I read about tank won't fire anymore problems, and my initial reaction is also along the "must be the battery" lines, However, the details you've given us don't actually quite line up with issues from a single battery's pin being squished down. I want to make sure I'm correctly understanding this situation.
- Your mini aerotank used to work on multiple ego-threaded batteries/mods but doesn't behave correctly anymore on any of your batteries, right?
- You tried changing the core/head but that didn't fix it, right?
Does the "new" core/head you've tried instead appear to be the exact same size as the old, suspect one(total height and width, heights and widths of the various sections, etc. - all that looks an exact match vs. just kinda alike?) Were they both from the same pack of refills? I'm asking to rule out the possibility that you've somehow managed to get an incompatible type of new core in there by mistake. Were the coils brand new, brand name? Are you using clone replacements? Are they already used, and you're cleaning and/or rebuilding them some way or other?
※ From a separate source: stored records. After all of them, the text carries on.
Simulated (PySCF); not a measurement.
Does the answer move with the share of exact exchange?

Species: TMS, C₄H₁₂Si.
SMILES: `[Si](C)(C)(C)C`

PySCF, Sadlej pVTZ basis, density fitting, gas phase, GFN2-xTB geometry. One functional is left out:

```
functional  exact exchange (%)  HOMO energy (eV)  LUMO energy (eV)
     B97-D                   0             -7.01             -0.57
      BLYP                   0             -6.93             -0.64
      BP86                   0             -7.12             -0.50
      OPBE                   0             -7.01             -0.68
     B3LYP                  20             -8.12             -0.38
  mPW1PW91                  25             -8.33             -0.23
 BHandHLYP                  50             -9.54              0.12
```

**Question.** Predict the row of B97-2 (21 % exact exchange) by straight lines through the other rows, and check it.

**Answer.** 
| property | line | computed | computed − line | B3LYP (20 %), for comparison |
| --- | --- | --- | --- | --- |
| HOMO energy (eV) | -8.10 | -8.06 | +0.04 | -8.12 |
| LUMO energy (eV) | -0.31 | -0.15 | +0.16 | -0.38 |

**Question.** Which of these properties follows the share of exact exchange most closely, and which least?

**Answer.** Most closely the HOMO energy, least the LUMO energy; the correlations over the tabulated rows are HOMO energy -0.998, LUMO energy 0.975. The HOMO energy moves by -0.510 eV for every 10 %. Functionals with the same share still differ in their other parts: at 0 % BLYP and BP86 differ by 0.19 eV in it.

- The "ill get one puff and then nothing" behavior you mentioned earlier - is that consistent behavior? When you try various fixes, do you always get one puff and then no more, or sometimes does it fail in a different way, e.g. not even that single puff or a few puffs before nothing? I'm asking in case there are details that give hints to the problem's source, but it's understandable if you can't remember for sure what worked how and when.
- The failure details are exactly the same on different batteries/mods you try, or is the failure slightly different from one battery to another?
Please answer as many of those questions as you can. Also, more details about the models/brands of the batteries/mods you're using with this uppity mini aerotank might be useful. Could we have those, too, please?
Maybe one is a model that reads Ohms, too? *fingers crossed*
If it was the rather common issue of a squished down pin on a battery then I wouldn't think you'd get failures when trying to use the tank/atty on the other batteries, too. Unless you somehow managed to squish
all your battery pins at an equal rate over time to result in them failing together. Seems unlikely. Similarly, while rechargeable batteries DO wear out and stop holding a charge eventually, it seems unlikely you've managed to max out each of their rechargeable lives at once. Hmm, I mean
zero offense by asking this, but ... the batteries you're testing on ... they're all recharged, right? This isn't a case of you've managed to slowly use up the charge on all of them over time without getting them charged back up? An ego battery very near the lower end of it's charge could certainly behave like giving one puff and then stopping. Do you use the same charger for all your batteries? Could it be an issue with a failed charger giving a false indication of a finished charge? Any chance you have a multimeter or something around to test DC voltage in the range of say, 1-10 V? It needn't be anything suitable for higher voltages or AC for our purposes here.
If it was a problem with the installed core then changing the core should've solved the problem or at least changed it. Unless you've got a whole batch of wonky cores. Too low a resistance on the coils and ego batteries' protection circuits should simply refuse to fire it at all; that's the safety circuitry. Too high a resistance and you'd get effects more like it taking a really long time to produce just a little bit of mist. "One puff and then nothing" could, theoretically, be a case of the coil quickly burning out, like a circuit box fuse when you plug too much in or an outlet gets wet or something. But with the problem appearing over multiple stock cores and ego batteries ... this, too, seems unlikely.
One random thought ... on the stock Kanger cores I've seen/used with my mini Aerotank, there's a little rubbery o-ring just below the table of the core. It's meant to serve as a seal between the aerotank's base and the bottom of the core, just around those threads where you screw the core into the base. Is it possible you've somehow managed to get an extra one, perhaps from removing an old core, stuck on the base? Could there be more than one of those little o-ring seals trying to stack/squish on top of each other when you screw new cores in now? Such a situation
might create an issue where it's actually the positive post/plug/pin at the bottom center of your assembled tank which sort of "creeps up" instead of the battery's positive pin "creeping down." Seems a very long shot, but check for an extra o-ring stuck in the base while you're checking other stuff?
I'm sitting here with my working tanks and mods, finding your problem perplexing yet interesting. I'm curious to find out what's going wrong! But I suspect I'd be a lot more anxious vs. fascinated if the problem was restricting my own ability to vape. You do have my sympathies! GOOD LUCK!